In 2011, Zahira Asmal conceptualised a placemaking project for Johannesburg’s Park Station that linked various historical and contemporary spaces in the Park Station precinct. An extensive proposal was ultimately presented to the Executive Mayor at the time, Parks Tau, with the vision of incorporating the placemaking concept into his ‘Corridors of Freedom’ initiative. The aim of this initiative was to create economic opportunities along transit corridors across Johannesburg.
While the Park Station precinct has been developed over the years, the collective memory of the historical and unutilised 1932 concourse has largely been lost. Few even know that it exists. But The City believed (and believes) that it could be an incredible place.
From Colonial to Afropolitan
The idea was to rescript the old station and surrounding public spaces: from a previously exclusionary travel experience to an Afropolitan statement of economic and cultural thriving. In 1932, when the Park Station precinct was first opened, most Johannesburg commuters experienced daily indignity, dispossession and police brutality.
Decades later, a very different – and healing – reality is possible, with Park Station acting as a link between generations, meaningfully integrating the past in the present, for the benefit of the future. The station could similarly mark the everyday connections between South Africa, the rest of the continent, and the African diaspora. It is the potential site of a ‘grand arrival’: a safe, warm, culturally rich welcome to all those who visit – and move to – Johannesburg.
The programmatic brief for the project envisaged a variety of activities to improve the day and night-life of the precinct, including an African market of goods and services; performance spaces; nodes of learning; and a retail offering, including a continental canteen.
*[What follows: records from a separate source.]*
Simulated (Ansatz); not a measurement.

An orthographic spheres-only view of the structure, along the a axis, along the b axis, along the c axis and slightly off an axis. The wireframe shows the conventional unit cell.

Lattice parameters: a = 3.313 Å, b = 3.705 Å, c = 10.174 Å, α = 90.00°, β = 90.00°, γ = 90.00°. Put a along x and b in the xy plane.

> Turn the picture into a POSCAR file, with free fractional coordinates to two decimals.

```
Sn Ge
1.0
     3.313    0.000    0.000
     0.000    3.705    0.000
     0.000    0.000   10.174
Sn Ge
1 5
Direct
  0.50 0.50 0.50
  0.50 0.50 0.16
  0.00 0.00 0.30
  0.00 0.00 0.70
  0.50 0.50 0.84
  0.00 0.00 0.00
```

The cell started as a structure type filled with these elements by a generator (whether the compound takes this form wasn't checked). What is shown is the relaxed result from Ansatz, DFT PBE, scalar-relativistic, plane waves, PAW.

People welcome each other over food, music, and art – expressions of themselves that they share with others. We wish to create a place for trading and learning. A place for symbolism and performance. A place to gather, to pause from constant movement. A place to just be urban.
– Zahira Asmal
In 2013, the Executive Mayor gave the green light to begin the project, and The City began work with the City of Johannesburg, the Johannesburg Development Agency (JDA) and the Passenger Rail Association of South Africa (PRASA) as well as a team of Johannesburg built environment and cultural professionals. The plan was to enhance the utility of the public spaces around the station and along Eloff Street, employing the power of innovative design to meaningfully and positively change the way commuters experienced the city.
Neighbourhood engagement
As part of the research and planning process, a series of engagements with the users of the space in, and around, Park Station was conducted by The City team. Commuters expressed a desire for safe and inclusive public space, convenient cultural offerings, as well as public seating. The City’s Park Station project directly responded to these needs. The City also collected ‘words of welcome’, in the languages of those using and moving through the Park Station precinct, which were planned for use in the programming aspects of the project.
A Public Pavilion
For a key feature of the proposed development – a bold statement of welcome to all African nationals arriving in Johannesburg (especially in the aftermath of xenophobic tensions in the city and across South Africa) – The City proposed a local-global collaboration with a world-renowned, award-winning African architect, Sir David Adjaye. Given his Ghanaian heritage, David’s very involvement was a poetic symbol of inclusion. His design of what was to be called Sunsum pavilion, was to be located on the concourse next to the Gautrain station on the northern section of the Park Station precinct.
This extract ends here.